History of Food Conveyor Systems
Conveyors were first used in the late 1700s to move freight onto ships at port. Originally operated with hand cranks, these early conveyors quickly morphed, and within a few years, they were powered by steam engines. Mechanically powered conveyors spread to other industries over the next 100 years and were eventually adopted by the food processing industry.
Regardless of the application, all conveyors share many of the same components:
- A motor controller
- A power mechanism that manages conveyor speed
- The conveyor’s support structure
- A belt, tray, screw or other means of conveying the material
As food production became more industrialized, manufacturers quickly realized the advantages of food conveyor systems. Operations no longer needed to wait on workers to move heavy loads to different factory locations, creating important production efficiencies. The introduction of the food conveyor belt also helped the food industry meet increasing state and federal regulations — conditions became more sanitary as food was handled less.

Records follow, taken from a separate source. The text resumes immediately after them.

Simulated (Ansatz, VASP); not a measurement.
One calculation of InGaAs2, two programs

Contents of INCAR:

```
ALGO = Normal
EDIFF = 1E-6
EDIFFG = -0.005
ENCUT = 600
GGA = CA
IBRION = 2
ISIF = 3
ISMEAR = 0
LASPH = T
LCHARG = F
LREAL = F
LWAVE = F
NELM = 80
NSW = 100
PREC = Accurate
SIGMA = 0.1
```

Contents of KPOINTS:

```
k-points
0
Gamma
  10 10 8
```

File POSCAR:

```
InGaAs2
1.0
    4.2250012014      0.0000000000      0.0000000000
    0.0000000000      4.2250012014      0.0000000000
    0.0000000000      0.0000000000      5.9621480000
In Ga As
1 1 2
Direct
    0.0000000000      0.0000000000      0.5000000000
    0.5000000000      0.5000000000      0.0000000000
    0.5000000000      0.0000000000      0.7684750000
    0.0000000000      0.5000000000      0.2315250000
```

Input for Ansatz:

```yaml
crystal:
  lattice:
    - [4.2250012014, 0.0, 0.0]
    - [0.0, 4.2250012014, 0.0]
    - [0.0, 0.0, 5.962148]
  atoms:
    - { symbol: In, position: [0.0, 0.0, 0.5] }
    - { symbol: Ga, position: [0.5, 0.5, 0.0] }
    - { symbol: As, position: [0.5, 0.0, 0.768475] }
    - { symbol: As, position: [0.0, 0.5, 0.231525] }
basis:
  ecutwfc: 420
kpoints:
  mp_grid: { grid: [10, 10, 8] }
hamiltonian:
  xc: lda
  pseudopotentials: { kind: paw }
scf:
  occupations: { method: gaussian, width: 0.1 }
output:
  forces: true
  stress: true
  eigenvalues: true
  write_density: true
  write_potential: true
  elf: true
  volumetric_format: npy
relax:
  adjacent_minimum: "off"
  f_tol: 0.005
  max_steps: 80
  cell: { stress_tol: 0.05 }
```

Manufacturers use food conveyor systems to move:
- Raw materials from storage to the processing area
- Finished products onto the packaging line
- Packaged goods to the shipping area
Benefits of Food Handling Conveyors
Increased automation in the form of food conveyor systems brought benefits to the food industry that extend well beyond improved sanitation. Food manufacturers that installed conveyors realized a wide range of advantages. Some of the main benefits include:
1. Higher Production Rates
As in any industry, automation increases productivity. In the case of the food industry, food handling conveyors allowed bulk foodstuffs to be moved more quickly so the operations could process more food in less time.
2. Better Worker Safety
With the adoption of food conveyor systems, workers no longer need to move heavy loads over long distances. This removes one of the prime causes of worker injuries.
3. Lower Labor Costs
More food handling conveyors mean fewer workers needed to complete the tasks. This reduces labor costs, including not only wages and benefits but also expenditures for recruitment, training and retention.
4. Fewer Errors
Because they’re automated, food conveyor systems will always transport the right products to the right place, reducing the chance of human error.
5. Improved Compliance With Quality Standards
The use of food-grade conveyors reduces the likelihood of contamination and breakage, allowing manufacturers to more easily maintain quality standards.
6. Increased Versatility
Both the speed and direction of material flow can be changed on food conveyor systems, making conveyors a versatile addition to food processing operations. Conveyors’ modular design also means they can be reconfigured to meet changing production requirements.
Food Conveyor Systems for Every Need
Customizable food handling conveyors can meet any requirement of the food industry. They can merge, accumulate, incline, decline, divide, vertically convey, deposit, reject and reclaim foodstuffs as needed. Specialty systems like washdown conveyors help food manufacturers meet sanitary regulations. Wire mesh belt conveyors are ideal for use around freezers, and wedge conveyors can be used for transferring the boxes used in food packaging.